This course is designed to be the physicists' most complete recourse for learning how stuff works in ML and how this can be applied to physics research problems involving big scientific data. We will start off with the basics, learning how to cope with and manipulate big datasets using the NumPy and Pandas libraries with Python. Then we will dive deeper into working with data by learning about visualizations with the Pandas, Matplotlib, and Seaborn libraries.
Afterward, we will get into the heart of the course, covering general prediction models. We will begin with the basics of Regression, using classic statistical approaches with SciPy and StatModels. Then will head over to utilizing the world's most famous suite for Machine Learning called Scikit-Learn, as well as other state-of-the-art libraries such as XGBoost, LightGBM, and CatBoost. We will learn how to automatically build ML systems that can combine numerous features together and provide reliable predictions such as weather forecasting or air quality prediction.
Then we will move on to understanding ML with these libraries to conduct supervised and complex tasks of Classification, such as identifying physics signals from background events with high accuracy. We will expand this knowledge to more complex supervised learning methods for imbalanced classification problems, such as the detection of very rare phenomena, where our machine learning models will detect patterns and major characteristics from lakes of data. During the course, we will understand fundamental ML concepts such as the dimensionality curse, feature selection for building robust models, model underfitting and overfitting, model metrics, and data leakage. You will also learn efficient techniques how to optimize learning algorithms, how to evaluate your trained models, and how to cross-validate them through a variety of methods.
Moreover, the course is packed with practical exercises that are based on physics and real-life examples. So not only will you learn the theory, but you will also get essential hands-on practice building your own models. At the end of the course, physics students will acquire a thorough understanding of ML concepts as well as all skills needed to apply ML principles to challenging physics problems with real data.
So, what are you waiting for? Get enrolled now and become a real machine-learning professional in physics!
Learning Outcome
In this course, you will be walked step-by-step into the world of Machine Learning with applications in Physics. With every lecture and tutorial, you will develop new skills and improve your understanding of this challenging yet emerging field of Data Science.
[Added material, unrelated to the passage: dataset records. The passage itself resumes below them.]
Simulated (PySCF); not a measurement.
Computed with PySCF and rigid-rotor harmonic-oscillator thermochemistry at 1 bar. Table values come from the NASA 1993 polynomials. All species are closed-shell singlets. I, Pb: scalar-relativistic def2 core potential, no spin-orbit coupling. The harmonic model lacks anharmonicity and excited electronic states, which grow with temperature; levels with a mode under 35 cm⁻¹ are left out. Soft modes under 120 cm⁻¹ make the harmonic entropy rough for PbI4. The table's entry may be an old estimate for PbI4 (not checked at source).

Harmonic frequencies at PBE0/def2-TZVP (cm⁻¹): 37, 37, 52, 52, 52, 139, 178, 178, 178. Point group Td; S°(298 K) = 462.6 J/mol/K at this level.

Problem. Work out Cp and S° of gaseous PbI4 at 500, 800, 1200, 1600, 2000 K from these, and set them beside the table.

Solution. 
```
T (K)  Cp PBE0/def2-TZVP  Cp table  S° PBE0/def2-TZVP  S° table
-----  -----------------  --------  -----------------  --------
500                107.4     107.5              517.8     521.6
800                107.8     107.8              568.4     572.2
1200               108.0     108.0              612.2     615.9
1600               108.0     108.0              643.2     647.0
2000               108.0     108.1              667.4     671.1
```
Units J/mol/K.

This course is fun and exciting, but at the same time, we dive deep into the grounds of Machine Learning. The content is structured the following way:
Part 1: Data Management & Data Visualization
- NumPy
- Pandas Dataframes
- Data visualization with python libraries (Matplotlib, Seaborn)
Part 2: Data Preprocessing & Feature Engineering
- Handle missing data
- Encode categorical (nominal and ordinal) data
- Handle outliers
- Feature scaling
- Data partitioning into train and test samples
- Imputation of missing class values
Part 3: Regression
- Simple Linear Regression
- Multiple Linear Regression
- Polynomial Regression
- Support Vector Regression
- Decision Tree Regression
- Random Forest Regression
Part 4: Regression Project
- Train a regression model on big data and make predictions
- Control model overfitting & underfitting
- Regression metrics
- Feature selection
- Model optimization with hyperparameter grid search
- Cross-validation
- Model evaluation
- Full model training and deployment to make predictions
Part 5: Classification
- Logistic Regression
- Support Vector Machines
- Kernel SVM
- Naive Bayes
- Decision Tree Classification
- Random Forest Classification
- Boosting methods
Part 6: Classification Project
- Train a classification model on big data and make predictions
- Control model overfitting & underfitting
- Control data label imbalancing
- Classification metrics
- Feature selection
- Model optimization with hyperparameter grid search
- K-fold cross-validation
- Model evaluation
- Full model training and deployment to make predictions
Part 7: State-of-art machine learning libraries
- XGBoost
- CatBoost
- LightGBM Microsoft
Part 8: Dimensionality Reduction
- Principle Component Analysis
- Linear Discriminant Analysis
- Kernel PCA
- k-Means Clustering
- Hierarchical Clustering
- Density-Based Spatial Clustering
Part 10: Model Deployment
- Model persistence
- Model API
Preconditions
No preconditions in addition to the requirements for the Master’s program in Physics.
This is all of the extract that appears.